How can I make sense of this weird looking link in the site's rss feed?

I’m working on making a discord bot that lets me know when a new post was created on this forum, and I had a question about something I found while working on that.

On this website’s rss feed (vexforum.com/posts.rss), there’s a link tag (and apparently the only link tag that my parser can easily find) with an odd structure. As opposed to the normal vexforum.com/t/topic-name/topic-number/post-number, it comes in the format of vexforum.com-post-number. Is there any way to make sense of that, and generate a link to the post from it? For whatever reason, my parser can’t seem to find the link right above it.

image

1 Like

image

This link still seems viable, if your parser could identify the “< pubDate >” callout on the line below and just backtrack a few spaces.

2 Likes

It’s not finding that, and that’s not really something I know how to do. I’ve been playing around with this for a day or so, and the only thing it seems to be able to find is the guid thing.

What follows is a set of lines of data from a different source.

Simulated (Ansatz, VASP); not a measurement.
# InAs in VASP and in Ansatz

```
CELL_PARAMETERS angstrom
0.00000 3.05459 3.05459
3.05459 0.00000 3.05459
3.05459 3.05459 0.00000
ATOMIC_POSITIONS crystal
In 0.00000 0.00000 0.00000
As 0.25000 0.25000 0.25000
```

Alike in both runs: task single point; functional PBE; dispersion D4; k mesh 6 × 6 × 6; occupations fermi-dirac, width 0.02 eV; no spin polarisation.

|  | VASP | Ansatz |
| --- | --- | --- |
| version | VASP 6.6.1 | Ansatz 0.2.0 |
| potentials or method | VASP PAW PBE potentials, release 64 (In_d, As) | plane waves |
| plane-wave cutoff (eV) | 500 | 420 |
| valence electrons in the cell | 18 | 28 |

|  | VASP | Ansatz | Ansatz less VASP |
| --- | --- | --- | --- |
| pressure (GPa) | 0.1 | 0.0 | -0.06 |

Is there any way to take that number from the guid and take from it a link to the post?

I really don’t think that’ll be possible. That number changes whenever a post is edited, or a new post comes along, so even if it is possible, it’ll be pretty complicated.

(Of course wait for someone who actually knows what they’re talking abt :slight_smile: )

1 Like

Globally Universal Identifier. Even though you can parse it into a completely valid link, just don’t. The <link> tag is there for a reason.

5 Likes

Taran, obviously, you first want to figure out why you cannot parse the top link with the full URL. There is a good chance that you will run into another similar problem in the near future and you will have to figure it out anyway.

However, if you can parse the guid string and extract the post ID then, I believe, you can retrieve it with this API call:

https://docs.discourse.org/#tag/Posts/paths/~1posts~1{id}.json/get

Then, if you are not afraid to dive right into the depth of Discourse source code, I would suggest you to take a look at this file:

8 Likes

Thanks for the help, but it appears you might have been slightly too late…
image

My bot saw your message

This is, of course, nowhere near done, but I’m much closer than I was a mere hour ago.

11 Likes

I’m using this post as a test for my bot. I would appreciate if it wasn’t flagged as off-topic.

1 Like

I would probably approach this by just scraping the number of posts in the thread (it’s on the sidebar, just find the html tag for that) and whenever it changes, and scrape the lowest post for data. Idk much about how rss feeds work though.

Scraping would also work but considering that the RSS contains the revelvant data you would need to track updates you most likely wouldn’t need to scrape.

2 Likes

This really does make me question if this should be allowed.

I wouldnt be too comfortable with a bot that records even deleted posts. What if I say I don’t give permission for my responses to be recorded by your bot or in your discord server?

1 Like

man are you gonna be mad when you hear about the Wayback Machine

4 Likes

The wayback machine has been going through many lawsuits, and I won’t be surprised if they get shut down in the future. But regardless, doing illegal things, regardless if other people do it, is not a good idea (this is a cliche, even you should likely know that).

For the record, these lawsuits are regarding archive.org’s book distribution services, and are not expected to go anywhere.

I dont think that many people really care that much about banning preserving what people write on random forums.

8 Likes

This topic was automatically closed 365 days after the last reply. New replies are no longer allowed.